Onome Amuge
Google has partnered with a consortium of African universities and research organisations to launch WAXAL, a large-scale open speech dataset aimed at accelerating the development of artificial intelligence tools for African languages.
The dataset, unveiled on Tuesday, provides foundational speech data for 21 sub-Saharan African languages spoken by more than 100 million people, including Hausa, Yoruba, Luganda and Acholi. By making the resource openly accessible, the project seeks to address the lack of high-quality language data for most of the world’s languages, considered by researchers as one of the most significant structural barriers to inclusive AI.

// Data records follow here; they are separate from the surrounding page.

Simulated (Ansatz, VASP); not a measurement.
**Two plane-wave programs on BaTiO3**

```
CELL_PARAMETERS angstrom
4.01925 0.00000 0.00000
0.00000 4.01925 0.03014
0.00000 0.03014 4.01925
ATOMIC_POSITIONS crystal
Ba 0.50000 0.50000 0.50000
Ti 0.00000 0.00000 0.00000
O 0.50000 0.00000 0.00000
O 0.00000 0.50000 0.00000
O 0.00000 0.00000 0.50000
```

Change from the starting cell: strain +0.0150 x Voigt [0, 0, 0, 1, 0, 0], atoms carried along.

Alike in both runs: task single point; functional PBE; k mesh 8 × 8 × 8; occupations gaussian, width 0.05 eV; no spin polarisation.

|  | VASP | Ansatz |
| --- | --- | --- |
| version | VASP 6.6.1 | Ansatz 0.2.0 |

Voice-enabled technologies such as digital assistants, automated translation and speech-to-text systems have been embedded in everyday life across much of Europe, North America and parts of Asia. However, their reach in Africa has been limited. Despite the continent being home to more than 2,000 languages, only a small fraction are adequately represented in the datasets that underpin modern AI systems, effectively excluding hundreds of millions of people from interacting with technology in their native languages.
WAXAL was designed to narrow that divide. Developed over three years with funding from Google, the dataset comprises 1,250 hours of transcribed, natural speech collected across multiple countries, alongside more than 20 hours of high-quality studio recordings intended for the creation of synthetic voices. Researchers say the scale and diversity of the data make it one of the most comprehensive speech resources ever released for African languages.
Google argues that access to such data is essential if African researchers and entrepreneurs are to move beyond being passive users of imported technologies and instead shape AI systems that reflect local linguistic and cultural realities.
“The ultimate impact of WAXAL is the empowerment of people in Africa,” said Aisha Walcott-Bryant, head of Google Research Africa. She said the dataset would allow students, researchers and start-ups to build tools on their own terms, in their own languages, enabling applications ranging from educational software to voice-enabled services with commercial potential.
Unlike many earlier AI initiatives led by global technology companies, WAXAL was structured to be developed by African institutions rather than merely about African languages. Universities and community organisations including Makerere University in Uganda, the University of Ghana and Digital Umuganda in Rwanda led the data collection process, working with guidance from Google researchers. Crucially, these institutions retain ownership of the data, a governance model intended to set a precedent for more equitable AI partnerships.
The approach reflects growing scrutiny of how data is sourced and controlled in AI development, particularly in emerging markets. Critics have long argued that global technology firms extract data from the global south without sufficient local benefit. By placing African institutions at the centre of the project, Google and its partners say they are attempting to rebalance that relationship.
The dataset spans a wide linguistic range, covering languages from west, east, central and southern Africa, including Akan, Dagbani, Dholuo, Ewe, Fulani, Igbo, Kikuyu, Lingala, Malagasy, Shona, Swahili and Yoruba, among others. Researchers say this diversity increases the likelihood that tools built on WAXAL can be adapted across regions rather than remaining narrowly focused.
WAXAL is being released at a time when governments, donors and technology companies are intensifying efforts to ensure that advances in AI do not exacerbate existing inequalities. While the dataset alone will not solve Africa’s digital challenges, its backers argue that it provides the linguistic raw material without which inclusive AI systems cannot be built.
The dataset is available from Tuesday, with further details published on Google’s Africa blog.